Have you ever noticed how you start to feel a little anxious when the person behind you in line is groaning and constantly checking the time? By planning ahead and staying organized, you can calmly navigate the logistics of air travel (see ‘Travel Light’ tip) and even have enough time for some deep breathing and simple stretches. Even with the best of planning, things will sometimes get off track – this is the nature of life. Remember to stay in the flow and that a dash of good humor goes a long way!

Just breathe.

If you feel yourself starting to get stressed, you can connect with your breath anytime and anywhere. Sama vritti (equal breathing, or inhales/exhales of the same length and quality) will encourage feelings of equanimity. You can also focus more on the exhale – making it up to twice as long as your inhale – to help calm the nervous system.

Make some space!

One of the best things you can do in between flights is simply walk and let the body warm up. In addition, here are three (modified) poses you can do pretty much anywhere without feeling too self-conscious:

Pigeon (Eka Pada Rajakapotasana) Sit on the edge of your seat, so that just your sitting bones are connected to the chair and as you press down through the sitting bones, your spine becomes long and tall. Gently cross one ankle over the opposite knee, keeping the foot flexed. You can lean slightly forward with a straight spine and/or press your raised knee down slowly with your arm/elbow. This stretch helps release the piriformis muscle – which can help relieve aches in the low back and hips.

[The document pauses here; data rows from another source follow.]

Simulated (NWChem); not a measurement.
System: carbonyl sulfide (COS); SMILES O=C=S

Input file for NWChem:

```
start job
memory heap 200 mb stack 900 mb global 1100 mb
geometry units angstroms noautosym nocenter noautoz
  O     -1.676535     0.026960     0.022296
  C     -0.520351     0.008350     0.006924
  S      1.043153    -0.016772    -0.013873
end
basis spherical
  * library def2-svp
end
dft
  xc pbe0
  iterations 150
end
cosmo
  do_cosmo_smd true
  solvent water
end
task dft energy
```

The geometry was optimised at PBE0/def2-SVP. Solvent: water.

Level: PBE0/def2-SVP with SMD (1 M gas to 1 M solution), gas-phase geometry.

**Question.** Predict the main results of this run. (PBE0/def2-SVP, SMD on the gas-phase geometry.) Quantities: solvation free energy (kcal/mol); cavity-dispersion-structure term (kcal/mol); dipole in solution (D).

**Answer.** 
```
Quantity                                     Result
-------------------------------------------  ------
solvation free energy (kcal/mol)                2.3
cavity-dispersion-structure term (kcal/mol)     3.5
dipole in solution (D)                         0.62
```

Camel (Ustrasana) Stand tall with feet about hip distance apart and parallel – or sit on the edge of your chair. Press down through the feet (or sitting bones) and feel how your spine grows longer. Bring your hands to the spot where your low back meets the back of your hips and place them with the fingertips pointing up or down. Draw the shoulders down away from the ears and then bring the elbows closer to each other behind you. This will open the front of your chest and shoulders – you can also lift your chin to open the throat and/or drop the chin towards the chest to open the back of the neck. If you do this standing, you can also gently press your hips forward (keep the abdomen engaged to support the low spine) to open the hip flexors.

Twist (Bharadvajasana) On the edge of your seat, press down through your sitting bones and feel the spine lengthen. Take a deep breath in and then exhale and twist to the right. Bring your left hand/arm to the outside of the right leg and the right hand to connect with the seat or wall behind you. Spend a few breaths in the twist and then inhale to unwind to center. Roll the shoulders and/or neck gently between sides. Inhale fully to lengthen the spine and then exhale to repeat on the other side. Twisting is great for the spine and stimulates the abdominal organs.

BONUS: Legs-Up-The-Wall (Viparita Karani). This one takes a little more courage to practice in a public place, but feels great! Find a quiet spot (an empty gate?) with some blank wall space. Sit with one hip next to the wall and your knees bent. Gently roll onto your back and bring your knees toward your chest – then extend the legs, letting your heels rest on the wall. Your hands can rest on your heart and your belly – or open the palms to the ceiling with arms extended along the floor. This will reduce any swelling in your ankles and generally encourage blood flow back up into the body and brain.


You may have heard that the benefits of yoga extend beyond your personal practice, to everyone around you. Your deep breaths might remind the person next to you to breathe more deeply and feel calmer. Your efforts to move and stretch in between flights might remind someone else to sit up straighter or warm up the stiff back that is making them feel cranky.

Here is your gentle reminder that ‘life is a journey, not a destination.’ The same goes for your travels – and especially your yoga retreat! It is not just about your time in an exotic location, it is about all the little moments that get you there and the ongoing process of finding ‘home’ within your Self. Yoga teaches us to have greater awareness in each moment, to create expansion and ease where there was once contraction and tension. When we are mindful of the way we move through the world, there is more time and space to enjoy life’s simple beauty and appreciate each moment of this grand adventure.